Treasury to pay down debt for first time since Obama took office
By Peter Schroeder - 04/29/13 03:20 PM ET
The Treasury Department announced Monday that it would reduce its level of debt in financial markets for the first time since President Obama took office.
The department said it expects to pay down a net of $35 billion in its marketable debt for the second quarter of 2013, the first time it has done so since 2007.
In February, Treasury had estimated the government would have to borrow $103 billion during the second quarter, and would end up with a cash balance of only $30 billion.
But thanks to unexpectedly higher receipts of government revenue and lower outlays in spending, the Treasury is experiencing a swing in fortune that allows officials to actually pay down some of its outstanding debt.
Treasury now expects to have a cash balance of $75 billion in June after paying down the $35 billion in debt.
Treasury also updated its borrowing projections for the third quarter of the year. The Treasury now anticipates it will borrow $223 billion from July to September, and will end that quarter with a cash balance of $80 billion.

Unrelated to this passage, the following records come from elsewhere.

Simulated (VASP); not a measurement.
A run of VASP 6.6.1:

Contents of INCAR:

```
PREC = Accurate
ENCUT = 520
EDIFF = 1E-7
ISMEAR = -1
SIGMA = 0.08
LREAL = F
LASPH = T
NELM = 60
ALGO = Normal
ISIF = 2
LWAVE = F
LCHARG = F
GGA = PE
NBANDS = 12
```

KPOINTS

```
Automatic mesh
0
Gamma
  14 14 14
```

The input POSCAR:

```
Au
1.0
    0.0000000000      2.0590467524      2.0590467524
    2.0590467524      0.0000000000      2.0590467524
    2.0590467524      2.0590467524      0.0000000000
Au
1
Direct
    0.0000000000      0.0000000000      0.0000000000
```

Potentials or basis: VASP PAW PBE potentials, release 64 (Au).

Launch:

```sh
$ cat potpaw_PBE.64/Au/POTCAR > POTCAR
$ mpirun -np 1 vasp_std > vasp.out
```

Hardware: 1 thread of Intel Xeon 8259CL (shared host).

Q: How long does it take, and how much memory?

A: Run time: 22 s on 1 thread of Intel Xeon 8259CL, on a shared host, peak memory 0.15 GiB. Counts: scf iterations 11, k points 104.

The rosier projections come as experts are also projecting that Washington may have more time to haggle over fiscal policy before the government reaches its $16.4 trillion borrowing limit.
The Bipartisan Policy Center announced Friday that its latest projections show the government might not need to raise the debt limit until mid-October.
In January, experts with the group estimated the borrowing limit would need to be raised sometime in August, but updated information about the nation's finances has pushed that window back, the group said.